Inferencing Economic Impacts of Accidents in the Oil & Gas Supply Chain Using Fuzzy Systems

Currently the sustainability of traditional technologies employed in the oil and gas supply chain constitutes one of the major challenges. New regulation, public awareness and the climate change have bring new concerns for the decision making in safety of oil and gas infrastructure. One of the key elements for the decision making in safety is related to sizing the magnitude of accidental impacts. However, modelling impacts involve large amount of uncertainty due to its inherent complexity.

Taking in account the fuzzy systems as suitable tools to deal with uncertainty, this paper presents a methodology to determine the magnitude of the impacts of accidents in the oil and gas infrastructure. Then, the overall aim of this paper is to present the application of knowledge management technology into business practices, which is related with the estimation of the accidental impacts of the oil and gas infrastructure by using knowledge-based fuzzy inference systems.

The overall content is established by the interaction of Safety of energy infrastructure, artificial intelligence, and business value maximization. This framework establishes as its ultimate goal to create value for stakeholders from the safety management using artificial intelligence methods.

The general approach of this research is a hybrid technique that combines theoretical and empirical methods in order to develop an inference model to estimate economic impacts of failures in the oil and gas supply chain. The parameters of the model are determined using expert knowledge and statistical data.

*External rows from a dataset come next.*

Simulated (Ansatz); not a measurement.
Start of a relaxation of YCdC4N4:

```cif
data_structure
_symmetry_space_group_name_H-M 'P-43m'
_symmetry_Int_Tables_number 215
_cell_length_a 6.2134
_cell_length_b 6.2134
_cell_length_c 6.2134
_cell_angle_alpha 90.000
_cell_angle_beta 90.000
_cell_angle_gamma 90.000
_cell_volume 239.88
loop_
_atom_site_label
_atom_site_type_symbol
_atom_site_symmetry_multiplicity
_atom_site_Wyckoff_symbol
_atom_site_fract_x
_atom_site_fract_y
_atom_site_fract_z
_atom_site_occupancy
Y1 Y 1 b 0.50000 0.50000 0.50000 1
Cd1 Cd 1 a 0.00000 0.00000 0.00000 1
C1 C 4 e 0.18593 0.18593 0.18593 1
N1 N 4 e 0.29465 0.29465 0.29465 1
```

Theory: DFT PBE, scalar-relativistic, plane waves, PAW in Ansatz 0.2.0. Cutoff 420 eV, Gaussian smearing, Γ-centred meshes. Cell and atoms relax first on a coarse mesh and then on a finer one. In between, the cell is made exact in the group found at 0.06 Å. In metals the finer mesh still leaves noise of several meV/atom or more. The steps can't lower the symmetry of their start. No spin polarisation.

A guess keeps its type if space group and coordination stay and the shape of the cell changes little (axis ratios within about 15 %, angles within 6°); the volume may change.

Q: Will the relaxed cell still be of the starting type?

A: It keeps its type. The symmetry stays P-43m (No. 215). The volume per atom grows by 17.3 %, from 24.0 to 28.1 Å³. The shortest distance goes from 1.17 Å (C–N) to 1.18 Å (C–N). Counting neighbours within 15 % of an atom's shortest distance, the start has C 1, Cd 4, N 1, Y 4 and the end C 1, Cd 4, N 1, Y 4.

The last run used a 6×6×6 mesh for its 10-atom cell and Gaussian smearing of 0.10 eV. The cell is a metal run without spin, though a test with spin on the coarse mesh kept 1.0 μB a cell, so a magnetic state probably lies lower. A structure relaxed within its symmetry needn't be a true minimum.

The content of this research is divided in three major parts: 1. the determination of the range values of impacts, 2. the implementation of the inference system using Matlab, and 3. the simulation test. The first activity consists in defining the mean values of the impacts as well as their classifications. The second activity is related with the construction of the inference model using the fuzzy toolbox of Matlab. And the third activity consists in the simulation of the model developed using a different set of data and coefficient values.

This paper is intended to serve as a relevant tool to create business value from the implementation of safety measures, that comprehensive study aims to introduce a novel technique to assess accidental risks of energy infrastructure using hybrid artificial intelligence methods to handle with the uncertainty and vagueness derived from the estimation of probabilities and consequences of failure.